Empowering Egyptian Entrepreneurs


Through US$300 million of International Bank for Reconstruction and Development (IBRD) financing for 5 years, the Promoting Innovation for Inclusive Financial Access Project has enabled 174,588 entrepreneurs to start their businesses, 73,856 of whom were women. Implementation has been highly impactful and has been successful in reaching out to under-served governorates (40% of beneficiaries in lagging regions), as well as creating 302,937 job opportunities.


Despite being integral to the economy’s development and recovery from the economic slowdown following the 2011 revolution, Egypt’s micro, small and medium enterprises have been suffering from the lack of facilitated access to funding that is needed to launch businesses, which reached its peak in 2014. This challenge was mainly attributed to the lack of financial intermediaries to which MSMEs can resort to for funding requests, as well as the lack of tailored financial products offered to MSMEs.  

Due to the unstable economic conditions at the time, banks were reluctant to lend to MSMEs, especially young and new ones, due to the perceived associated risk. At the same time, MSMEs faced problems obtaining finance from other capital market vehicles. Venture capital and angel investors had a limited, although growing presence in the Egyptian market. 

As a result, MSMEs often resort to alternative sources of finance, relying on personal savings or inheritance to raise capital, while only a minority of SMEs had access to the formal market.

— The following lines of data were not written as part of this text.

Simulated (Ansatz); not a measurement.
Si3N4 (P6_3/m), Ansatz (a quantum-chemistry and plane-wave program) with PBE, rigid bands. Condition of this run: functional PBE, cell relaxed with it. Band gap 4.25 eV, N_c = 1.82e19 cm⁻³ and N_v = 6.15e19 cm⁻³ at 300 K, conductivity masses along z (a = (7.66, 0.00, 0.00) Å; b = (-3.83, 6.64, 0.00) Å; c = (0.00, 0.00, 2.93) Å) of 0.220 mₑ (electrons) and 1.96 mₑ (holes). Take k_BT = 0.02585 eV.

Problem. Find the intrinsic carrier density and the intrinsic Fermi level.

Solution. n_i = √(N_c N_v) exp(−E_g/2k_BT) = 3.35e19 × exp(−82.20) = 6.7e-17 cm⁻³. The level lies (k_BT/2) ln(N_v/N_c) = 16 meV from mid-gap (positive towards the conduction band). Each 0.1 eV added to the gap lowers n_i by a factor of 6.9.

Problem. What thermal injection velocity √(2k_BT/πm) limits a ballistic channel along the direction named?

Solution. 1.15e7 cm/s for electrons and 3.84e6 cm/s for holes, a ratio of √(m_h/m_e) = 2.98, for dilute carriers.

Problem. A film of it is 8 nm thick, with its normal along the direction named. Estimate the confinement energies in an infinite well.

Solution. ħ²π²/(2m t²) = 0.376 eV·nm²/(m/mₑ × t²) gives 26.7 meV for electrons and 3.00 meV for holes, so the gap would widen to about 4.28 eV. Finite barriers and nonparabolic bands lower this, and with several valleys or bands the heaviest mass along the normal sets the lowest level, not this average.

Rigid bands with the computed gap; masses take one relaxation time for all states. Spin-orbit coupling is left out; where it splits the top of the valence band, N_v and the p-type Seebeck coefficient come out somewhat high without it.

To facilitate SMEs’ access to funding, the project provided a line of credit to the Micro, Small, and Medium Enterprises Development Agency (MSMEDA), formerly the Social Fund for Development (SFD), the apex institution for financing MSMEs. The funding was provided to micro and small enterprises through eligible participating financial institutions (PFIS) (i.e: Banks, Leasing companies and Microfinance Companies, and NGOs).

MSMEDA was responsible for communicating the features of the loan to the financial institutions; appraising, negotiating, overseeing implementation of contracts with banks/non-banks, and monitoring the quality of their portfolios. PFIs provided credit, equity participation, and/or convertible debt to Micro and Small Enterprises according to the nature of the PFI. MSMEDA reviewed funding proposals and identified which institutions to lend to. 

The project provided a wide variety of funding mechanisms and tools to cover the needs of all entrepreneurs. The mechanisms/tools included: a line of credit for non-governmental organizations and microfinance institutions, a line of credit through financial leasing companies, and equity investments via venture capital companies (VCs).

Over its 5 Year lifetime (2014 – 2019), the implementing Regional MSME Development  Facility focused on three main pillars in the Egypt program, namely: (i) developing the enabling environment for Micro and  Small Enterprises  through supporting policy, legal, and regulatory reforms to facilitate their access to finance; (ii) providing advisory services to financial institutions that serve Micro and Small Enterprises  to attain a more inclusive system, focusing on youth, women and regional disparities; and (iii) building the capacity of MSMEs through entrepreneur networks, mentoring, and business incubator-type services.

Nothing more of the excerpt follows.